Engineering Requirements – are the translation of the Customer-Facing Requirements into engineering language with details that will facilitate the design process. These are defined by the engineering groups (electrical engineering, mechanical engineering, software, quality, etc). They go to the next level of detail below the Customer-Facing Requirements and should have a hierarchical relationship with the associated Customer-Facing Requirements. This could start with developing a functional block diagram, the functions associated with each block, and then the requirements for each functional block. This method works well with a modular architecture design approach.
Engineering Requirements should be precisely defined, with enough details to make design decisions and trade-offs and to develop verification and validation test methods. So, for example, instead of just stating a parameter’s value with associated tolerance, an engineering requirement would also include the associated operating conditions and measurement method. This could either be an industry standard test method or just an internal company method. Note that not all requirements will have a quantitative measure, though, as there will also be requirements that just describe how something should work, like a user story or using a specific material or component.

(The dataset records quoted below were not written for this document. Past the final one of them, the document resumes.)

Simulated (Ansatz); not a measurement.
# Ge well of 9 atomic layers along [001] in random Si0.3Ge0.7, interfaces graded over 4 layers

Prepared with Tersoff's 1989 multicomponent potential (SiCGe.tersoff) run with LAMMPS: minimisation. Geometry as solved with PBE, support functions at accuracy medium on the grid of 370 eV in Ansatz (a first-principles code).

Manufacturing Requirements are the translation of the Engineering Requirements into contract or in-house manufacturing and supplier manufacturing requirements. These are defined by the manufacturing organization (manufacturing engineering, testing engineering, manufacturing quality, etc). These requirements will include the manufacturing processes needed to fabricate and assemble the product, the process parameters that need to be controlled, the product characteristics that need to be tested, and the associated test and measurement equipment for the process parameters and product characteristics. Here a correlation matrix can be helpful in looking at the engineering requirements, process parameters, and product characteristics and identifying the strength of the correlation between each of them.
Special Characteristics
During the development of the Customer-Facing, Engineering, and Manufacturing Requirements, Special Characteristics should also be identified. These Special Characteristics, both Process Parameters and Product Characteristics, can be categorized as follows.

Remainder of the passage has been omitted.